Brugge (Flemish spelling) or Bruges (French spelling) lies in the far north west of Belgium, close to the Dutch border and also the coast. Despite this being deep within the Flemish part of the country, from this point on I'm going to stick with the French version of the name since that's the version normally used in spoken English. As most people are well aware, it's a city with many beautiful buildings, built on a network of canals.
Bruges is less than 10 miles from the port of Zeebrugge, which can of course be reached by daily ferry from Hull with P&O Ferries. The cheapest deal is four people sharing a cabin. On arrival in Zeebrugge there is apparently a coach waiting to transfer people to Bruges, although this must be booked in advance. Alternatively there's an hourly train from Zeebrugge-Dorp station, with a journey time of 20 minutes. Be aware though that the station is a good 20-25 minutes walk from the ferry terminal.
The nearest airport that you can fly to by budget airline is Charleroi. It takes a couple of hours to get from the airport to Bruges. An alternative route is Amsterdam, although the onward journey at the other end is longer and more expensive. It takes around 3 hours 40 minutes to get to Schiphol to Bruges (hourly service), with a change at Antwerp. You can cut around 50 minutes off the journey time by catching a Thalys (the Dutch high-speed service) from Schiphol, but it'll cost you a stack more. Note that in Holland you have to pay a supplement if you buy a ticket at a ticket office rather than from a machine. If you happen to be travelling from Amsterdam itself rather than Schiphol, it's the same train but leaving 15 minutes earlier.

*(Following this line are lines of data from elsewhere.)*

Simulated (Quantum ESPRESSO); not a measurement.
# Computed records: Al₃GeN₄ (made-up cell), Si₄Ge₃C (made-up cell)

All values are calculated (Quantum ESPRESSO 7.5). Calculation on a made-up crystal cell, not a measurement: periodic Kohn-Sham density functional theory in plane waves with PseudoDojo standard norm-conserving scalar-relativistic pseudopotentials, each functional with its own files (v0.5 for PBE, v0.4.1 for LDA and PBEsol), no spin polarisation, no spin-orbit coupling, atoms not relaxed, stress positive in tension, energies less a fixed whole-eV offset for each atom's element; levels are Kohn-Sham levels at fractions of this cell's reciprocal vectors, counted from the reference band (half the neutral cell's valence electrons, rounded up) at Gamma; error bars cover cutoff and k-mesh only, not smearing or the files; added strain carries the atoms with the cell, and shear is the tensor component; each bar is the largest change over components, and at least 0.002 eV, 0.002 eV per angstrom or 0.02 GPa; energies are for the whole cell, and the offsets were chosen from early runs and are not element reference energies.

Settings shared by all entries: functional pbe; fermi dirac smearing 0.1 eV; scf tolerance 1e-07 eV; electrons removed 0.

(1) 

This has to be the most the civilised way to do it - stroll down to Leeds station, get on a train to Kings Cross, then get off a Eurostar in Brussels just over 5 hours later! And of course there's no worrying about whether your hand baggage is too big/heavy, or what you can and can't take in it. To be fair though, you do then have to get from Brussels to Bruges. There are two fast services an hour, and the journey time is an hour. Note that you have to check in for Eurostar 30 minutes before departure. However, if you miss this cut-off due to your train to Kings Cross arriving late, and if you've booked the journey as a 'package' (as opposed to booking East Coast and Eurostar separately), then Eurostar will re-book you onto a later service at no charge. The same applies coming back if you miss the connection from Kings Cross.
Guide to Eurostar (courtesy of the man in seat 61!)
Places to stay
There's any number of hotels in Bruges, everything from hostels up to 5 star jobs, and including many of the usual chains (Ibis, Best Western, etc).
Hotel Ter Reien
Rough Guides guide
Lonely Planet guide
Trip Advisor reviews
Daily Telegraph readers tips
Bruges Tourist Office
Where to drink
The obvious place to head for pre-match is Markt, which is the main square and contains loads of bars and restaurants. However:
- the chances are you'll pay much more here than in less touristy areas of the city
- you may well be 'requested' by the police to accompany them to the ground ridiculously early
- the bars here will probably be chocka
I'd therefore suggest finding some quiet locals bar down a back street somewhere. If you fancy getting settled into a bar near to the ground then there are four to choose from. They're marked on the map in the 'Club and ground' section below.
Club and ground
Club Brugge play at the Jan Breydelstadion, which They share with their rivals Cercle Brugge. The ground, named after a local man who led a rebellion way back at the start of the 14th century, holds just under 30 thousand and is around 2 miles from the station and town centre. You can save yourself the walk by catching the 5 or 15 bus. There's quite a frequent service, although I don't know if there are extra services on match days. Tickets are cheaper if purchased in advance from one of the many outlets in Bruges, rather than from the driver.